OPERATION: In operating the plant as illustrated in Figure 1, weights [5] are suspended through slots [4] at depth thirty metres to avoid tossing of the platform at sea by waves. Several enveloped wave converters are spread out on the waves under the platform [1] with pumps the output of which are connected through pipes to pneumatic tank [25], said pneumatic tank serving as an equalizer for all the power outputs from the sloop loop, the variant and the enveloped wave converters. The output of the pneumatic tank is connected through pipes to the PHV. engine to drive winch [11] which raises weights [5] to store potential energy such that when the raised weights are disengaged by winch [11], the stored potential energy converts to kinetic energy which is transmitted through cable [7] to output shaft [13]. The energy from the output shaft [13] is used to work pumps which pump high pressure sea water to shore via pipelines to feed PHV engines on land whose output power may be attached to generators directly to produce electricity or used to work land based storage system which makes use of suspended weights over deep trenches dug in the ground using same principles as the suspended weights system at sea. All water pumps used on the platform at sea should be suitable for the purpose which is to pump water at very high pressure at low speeds. High pressure operation enables the transmission of high power with less medium and smaller pipes and engines, especially the pipeline to shore which may attain considerable lengths. The use of seawater as a medium of power transfer does not involve the storage of any large amounts of water. The reservoirs [25] purpose is to equalize energies from the various sources and allow water to the compressed. Air may replace water using compressors suitable for the purpose to replace water pumps. When air is used to operate the PHV engine, the exhaust air, if allowed to expand in large radiators, may be used in compartments as cold storage facilities.

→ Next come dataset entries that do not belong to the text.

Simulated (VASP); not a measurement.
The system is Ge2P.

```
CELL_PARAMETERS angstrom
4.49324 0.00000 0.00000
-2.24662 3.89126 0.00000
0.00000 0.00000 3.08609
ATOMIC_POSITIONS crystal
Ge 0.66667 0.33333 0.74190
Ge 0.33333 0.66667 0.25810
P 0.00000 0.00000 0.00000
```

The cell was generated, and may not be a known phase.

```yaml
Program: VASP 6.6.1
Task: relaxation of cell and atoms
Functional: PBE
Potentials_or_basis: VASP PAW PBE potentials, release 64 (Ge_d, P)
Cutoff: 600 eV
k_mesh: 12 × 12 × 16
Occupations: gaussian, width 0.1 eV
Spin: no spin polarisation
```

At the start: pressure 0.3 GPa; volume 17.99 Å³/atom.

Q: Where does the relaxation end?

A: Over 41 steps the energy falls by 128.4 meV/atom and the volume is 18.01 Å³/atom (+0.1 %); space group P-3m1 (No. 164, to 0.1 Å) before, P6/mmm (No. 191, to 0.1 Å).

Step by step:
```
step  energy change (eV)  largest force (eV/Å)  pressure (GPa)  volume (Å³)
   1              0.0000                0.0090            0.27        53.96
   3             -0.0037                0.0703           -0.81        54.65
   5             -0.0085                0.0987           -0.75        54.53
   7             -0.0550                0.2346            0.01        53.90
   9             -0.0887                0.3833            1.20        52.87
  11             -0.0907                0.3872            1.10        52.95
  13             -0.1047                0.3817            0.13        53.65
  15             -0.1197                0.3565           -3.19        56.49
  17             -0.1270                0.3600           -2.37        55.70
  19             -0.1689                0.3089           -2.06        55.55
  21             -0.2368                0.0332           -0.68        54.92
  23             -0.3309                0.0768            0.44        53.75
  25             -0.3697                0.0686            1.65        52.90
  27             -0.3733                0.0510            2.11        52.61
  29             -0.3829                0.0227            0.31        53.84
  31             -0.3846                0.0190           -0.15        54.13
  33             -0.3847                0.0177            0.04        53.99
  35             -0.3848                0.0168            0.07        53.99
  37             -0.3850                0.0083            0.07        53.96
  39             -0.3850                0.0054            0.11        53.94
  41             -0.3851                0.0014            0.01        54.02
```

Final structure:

The installation at sea does not have to be a very large one by virtue of the storage capacity of the land based storage which may be made very large to store hundreds if not thousands of megawatts. Moreover the use of high pressure water or air to feed PHV engines makes it possible to distribute the depth storage facilities far apart, connected by pipeline.

Claims

1. Assembly and operation of accumulated wind and wave power plant useful for the generation of electricity as well as power usage systems, which comprises floating platform means supported fixedly by cylindrical metal tanks, for holding the platform in stable position at sea, said platform means made of structured steel, power generating assembly mounted on the platform, comprising sloop-loop runner, a variant of the sloop- loop runner, enveloped wave device and pneumo-hydro-vapour engine, said, assembly designed in such a way that, said sloop loop runner machine pumps high pressure fluid to pneumo tank, while the said variant and enveloped wave machine performs similar functions in concert or individually to said pneumatic tank, said pneumatic tank delivering high pressure fluids to the PHV engine, said PHV engine converting hydraulic force of said pneumatic means to rotational movement for raising weights, through winches such that the release of weights causes similar rotational movement in output shaft whereby the output shaft drives a terminal pump to permit high pressure fluid to be pumped to shore to work a land based PHV engine connected to winches to perform similar function on land as at sea.

2. The accumulated wind and wave power plant of claim 1 wherein said, sloop-loop runner device consists of three multiple pulleys arranged in a triangular configuration with vertical axes on a platform and connected by means of four belts with several sails secured between the four belts at intervals in such a way that it extends round the circumference of the belts, the said sloop-loop runner positioned in such a way that the wind meets the sails obliquely to set them in motion for high energy output.

3. The accumulated wind and wave power plant of claims 1 and 2, wherein said variant of the sloop loop runner comprises a pair of multiple pulleys on tall stands with horizontal axes, two multiple pulleys coupled with a set of four belts and positioned with their axes horizontal on spindles fixed on tall stands, said variant having sails arranged at equal intervals in such a way that the sails are secured only on the inner pulleys with their ends resting against cross members, said cross members arranged at equal intervals on the outer belts, said variant positioned in such a way that the wind meet the sails obliquely.

4. The accumulated wind and wave power plant of claim 1 , wherein the said enveloped wave converter comprises large tank float, with a wishbone and rod attached to the said float tank, providing means of pumping high pressure fluid to the said PHV.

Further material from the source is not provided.